These are two great legends from Judaism and Christianity, both of which share the same message. The first is an exact replication of the story, taken off a blog, and the second is my memorization of the story, which I read in a devotional book. Enjoy!
In the life of Moses, in Hebrew folklore, there is a remarkable passage. Moses finds a shepherd in the desert. He spends the day with the shepherd and helps him to milk his ewes, and at the end of the day he sees that the shepherd puts the best milk he has into a bowl, which he places on a flat stone some distance away. So Moses asks him what it is for and the shepherd replies, “This is God’s milk.” Moses is puzzled and asks him what he means. The shepherd says, “I always take the best milk I posess, and I bring it as an offering to God.”
Moses, who is far more sophisticated than the shepherd with his naive faith, asks, “And does God drink it?”
“Yes,” replies the shepherd, “He does.”
Then Moses feels compelled to enlighten the poor shepherd and he explains that God, being pure spirit, does not drink milk. Yet the shepherd is sure that He does, and so they have a short argument, which ends with Moses telling the shepherd to hide behind the bushes to find out whether in fact God does come to drink the milk.
Moses then goes out to pray in the desert. The shepherd hides, the night comes, and in the moonlight the shepherd sees a little fox that comes trotting from the desert, looks right, looks left and heads straight towards the milk, which he laps up, and disappears into the desert again.
The next morning Moses finds the shepherd quite depressed and downcast. “What’s the matter?” he asks.
The shepherd says “You were right, God is pure spirit and He doesn’t want my milk.” Moses is surprised. He says “you should be happy. You know more about God than you did before.”
“Yes, I do,” says the shepherd, “but the only thing I could do to express my love for Him has been taken away from me.”
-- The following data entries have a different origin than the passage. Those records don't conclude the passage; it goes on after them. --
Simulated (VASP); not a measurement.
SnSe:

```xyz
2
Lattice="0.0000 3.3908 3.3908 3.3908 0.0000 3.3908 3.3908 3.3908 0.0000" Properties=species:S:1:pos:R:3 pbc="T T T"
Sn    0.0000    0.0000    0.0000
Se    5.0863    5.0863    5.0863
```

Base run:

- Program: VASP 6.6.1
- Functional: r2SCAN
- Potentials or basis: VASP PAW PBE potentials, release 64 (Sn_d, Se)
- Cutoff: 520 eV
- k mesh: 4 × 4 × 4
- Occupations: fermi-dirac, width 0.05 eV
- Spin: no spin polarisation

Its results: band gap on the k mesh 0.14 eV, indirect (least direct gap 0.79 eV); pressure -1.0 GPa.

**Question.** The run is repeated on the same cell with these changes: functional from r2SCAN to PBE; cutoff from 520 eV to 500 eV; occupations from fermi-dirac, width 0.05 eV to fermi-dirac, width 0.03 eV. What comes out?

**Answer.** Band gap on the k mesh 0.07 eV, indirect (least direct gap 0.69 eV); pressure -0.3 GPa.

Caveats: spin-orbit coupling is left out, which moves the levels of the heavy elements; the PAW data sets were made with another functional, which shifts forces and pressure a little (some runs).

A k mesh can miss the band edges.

Moses sees the point. He retires into the desert and prays hard. In the night, in a vision, God speaks to him and says “Moses, you were wrong. It is true that I am pure spirit. Nevertheless, I always accepted with gratitude the milk which the shepherd offered me as the expression of his love, but since, being pure spirit, I do not need the milk, I shared it with this little fox, who is very fond of milk.”
There once lived a jugglar who would perform tricks for Our Lady of the Rosary at a certain shrine. Every day he would go before the statue and juggle his balls, than at the end of the day go home and rest. He was the only one who ever visited Our Lady, but the priest who took care of the shrine became worried about this man, thinking he was causing trouble in the shrine. So he waited for the jugglar to come, and as soon as he did, he chased the man out before he could even do one act. As he ran, the jugglar had dropped his balls, which the priest immediately scooped up and hid in his bedroom.
That night, the priest had a dream. In it, Our Lady approached him, saying “Why did you chase out the man who juggled for me? I enjoyed his work very much, and as there was no one else to come see me, I was happy to be with him.” The priest replied, “O Lady, I thought he was only there to mock you!” Our Lady answered, “He wished to honor me, and knew no other way to. You have taken away his only means of honoring me.” The priest was saddened and begged Our Lady to help him teach the jugglar how to properly honor her. She said, “I want you to teach him the rosary.” “And how will I know,” asked the priest, “That this is what God wants?” “I will leave you a sign,” Our Lady answered, and the dream ended.
The priest awoke. He was suddenly filled with the urge to go to the cupboard where he had hid the balls. But when he opened the cupboard, he found it empty. He immediately ran to the jugglar’s house, and he found that the balls had been returned to him. And he taught the man how to pray the rosary.